Modern EVs and charging systems are safer than even from 1 year ago.
Can you call a meeting of all the residents, get some expert Person +/- Fireservice who can make your case technically as well as your own input to get this changed.
I live in a Conservation Area in the UK and had some issues but managed to get them resolved

Much negativity comes from incorrect assumptions. Range anxiety being a prime example. If your vehicle can actually do 250 miles and you rarely do more than 200 miles in one round trip then the range is not an issue. If you do more then you need to do a little planning.
 
I am planning on picking this up, sadly will be legally, but it makes no sense to dump time and effort into it unless i can actually win this. It is that upsurd, but if i do, i plan to open up the legal process somewhere public for the other 30% of people living in a housing association in the Netherlands.

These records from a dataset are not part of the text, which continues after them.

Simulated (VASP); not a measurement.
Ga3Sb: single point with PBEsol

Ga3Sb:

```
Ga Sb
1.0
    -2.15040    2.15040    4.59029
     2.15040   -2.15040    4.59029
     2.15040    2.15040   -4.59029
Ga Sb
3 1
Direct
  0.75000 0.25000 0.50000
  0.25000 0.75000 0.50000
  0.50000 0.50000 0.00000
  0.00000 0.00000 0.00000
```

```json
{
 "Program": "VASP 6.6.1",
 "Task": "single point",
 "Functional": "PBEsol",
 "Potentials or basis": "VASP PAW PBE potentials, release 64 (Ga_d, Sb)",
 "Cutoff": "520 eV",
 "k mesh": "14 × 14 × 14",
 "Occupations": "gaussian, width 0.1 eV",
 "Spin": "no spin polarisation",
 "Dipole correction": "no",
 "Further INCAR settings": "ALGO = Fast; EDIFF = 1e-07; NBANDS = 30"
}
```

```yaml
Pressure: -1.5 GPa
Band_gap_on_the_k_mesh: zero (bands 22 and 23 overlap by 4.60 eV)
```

As for range, i just completed over 7000km with two small kids and my wife, where a large part of it was in the south Balkan countries and i neber had range anxiety or charging issues, so it really is all media and misinformation issue.
 
I am planning on picking this up, sadly will be legally,
What a shame that it would come to this.

People should want the option to charge cars. I thought NL was one of the more advanced countries when it comes to EV adoption.

New flats near me have EV chargers in the car park. No idea if they get cheap electricity, but even if it isn't particularly cheap it is convenient to charge overnight before a journey.
 
What a shame that it would come to this.
Indeed, and on paper the NL does a lot, like give subsidies, encourage companies to place street level chargers and dc chargers.

But, it protecs the companies, not it's citizens. Hence you can charge on my street for 33 euro cents per kwh on 2 spots by one company or 89 euro cents per kwh plus some cents per hour plus some cents per session by another company.

Or someone can block me from using my 'free' solar electricity and make me charge on street. And guess which spots are available then.
New flats near me have EV chargers in the car park. No idea if they get cheap electricity, but even if it isn't particularly cheap it is convenient to charge overnight before a journey.
As above, sometimes the prices are cheaper at dc chargers. I pay 39 euro cents on an Ionity dc charger or almost a euro on a ac charger on street.
 
i got a notification about a reply with a link to a battery, but seems deleted.Is it possible to get it as an private message to my user here?